It’s February. It’s cool, downright chilly, some mornings. Maybe that’s the problem with the perennial legislative debate over the need for air conditioning in Hawaii’s public schools: It always occurs in winter.
But the school year begins in late July or early August, and the students and their teachers swelter for most of the year, too many consigned to stuffy, aging facilities ill-designed to capitalize on Hawaii’s cooling tradewinds, which are proven to blow less frequently these days, anyway.
It’s a travesty, truly — an embarrassment in a state that is demanding more and more of its students and teachers, yet fails to deliver the basic physical conditions, including comfortable classrooms that will help them meet those demands.
Perhaps this spring, as the weather warms up, key lawmakers and state Department of Education administrators need to take a field trip together, to some of the hottest classrooms in Hawaii, documented to regularly reach temperatures above 90 degrees. They should linger, not scurry outside as soon as they begin to sweat. After all, the students and teachers don’t have that luxury as their energy and focus lag in the afternoon heat.
Personal experience is a powerful motivator, and this issue deserves to be a higher priority.
In the meantime, lawmakers should use Senate Bill 2424 as a vehicle to spark innovative solutions to this problem. Having deferred Senate Bill 2559 — an expensive, ambitious proposal that would have mandated the installation of air conditioning in all Hawaii public schools by 2019, and which the Department of Education opposed — the Senate Education Committee advanced SB 2424, calling in part for the DOE to develop "a master strategy for cooling all public school facilities and conduct a comprehensive study that looks at estimated installation and maintenance costs."

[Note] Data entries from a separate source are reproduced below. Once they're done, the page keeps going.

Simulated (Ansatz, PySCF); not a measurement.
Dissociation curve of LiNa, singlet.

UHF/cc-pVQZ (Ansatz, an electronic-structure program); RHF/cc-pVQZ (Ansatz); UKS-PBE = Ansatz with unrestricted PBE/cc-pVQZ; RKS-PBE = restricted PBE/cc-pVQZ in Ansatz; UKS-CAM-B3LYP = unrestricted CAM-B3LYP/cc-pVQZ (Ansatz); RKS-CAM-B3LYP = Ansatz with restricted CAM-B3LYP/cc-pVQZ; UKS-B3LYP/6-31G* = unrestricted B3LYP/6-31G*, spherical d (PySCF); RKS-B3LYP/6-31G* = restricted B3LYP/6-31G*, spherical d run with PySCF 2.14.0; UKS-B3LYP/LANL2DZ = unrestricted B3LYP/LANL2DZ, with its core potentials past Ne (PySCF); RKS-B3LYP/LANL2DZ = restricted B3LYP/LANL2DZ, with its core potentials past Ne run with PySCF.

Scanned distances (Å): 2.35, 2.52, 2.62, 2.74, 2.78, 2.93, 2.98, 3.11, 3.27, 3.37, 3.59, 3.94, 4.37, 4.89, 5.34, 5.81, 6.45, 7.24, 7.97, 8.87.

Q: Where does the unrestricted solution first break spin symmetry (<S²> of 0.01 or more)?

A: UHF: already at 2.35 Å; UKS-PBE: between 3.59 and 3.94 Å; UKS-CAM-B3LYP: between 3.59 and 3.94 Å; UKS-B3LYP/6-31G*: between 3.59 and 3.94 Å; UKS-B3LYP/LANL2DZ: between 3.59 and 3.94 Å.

The DOE insists that it already has such a strategy, and follows a priority list depending on the needs of the school and available funding. Twelve out of 255 campuses now have central air conditioning; five schools received it in the past 12 years. A separate measure in the House, HB 2596, would appropriate $25 million for the next three campuses on the list.
Clearly, gaining the necessary funding is an obstacle to quicker progress, but so is the behemoth statewide Department of Education, which by its very nature lacks the nimble, grassroots ingenuity that is called for here. Schools that want and need air conditioning should be encouraged to seek creative solutions that could be shared broadly if they work out well.
For example, solar energy technology is advancing so rapidly that some classrooms might be cooled much more cheaply than the DOE estimates, based on its conventional method of upgrading an old school’s electrical system to withstand the heavier usage, insulating all the classrooms to ensure energy-efficiency and then installing central air.
Testimony to the Senate Education Committee cited an alternative that costs far less. It involves installing photovoltaic panels on the school roof, storing the collected energy in a battery and using that battery to power the air conditioning.
The DOE should consider the potential of this "off-the-grid" approach, which eliminates the need for an expensive electrical upgrade, whether or not SB 2424 and its mandated study survive this legislative session.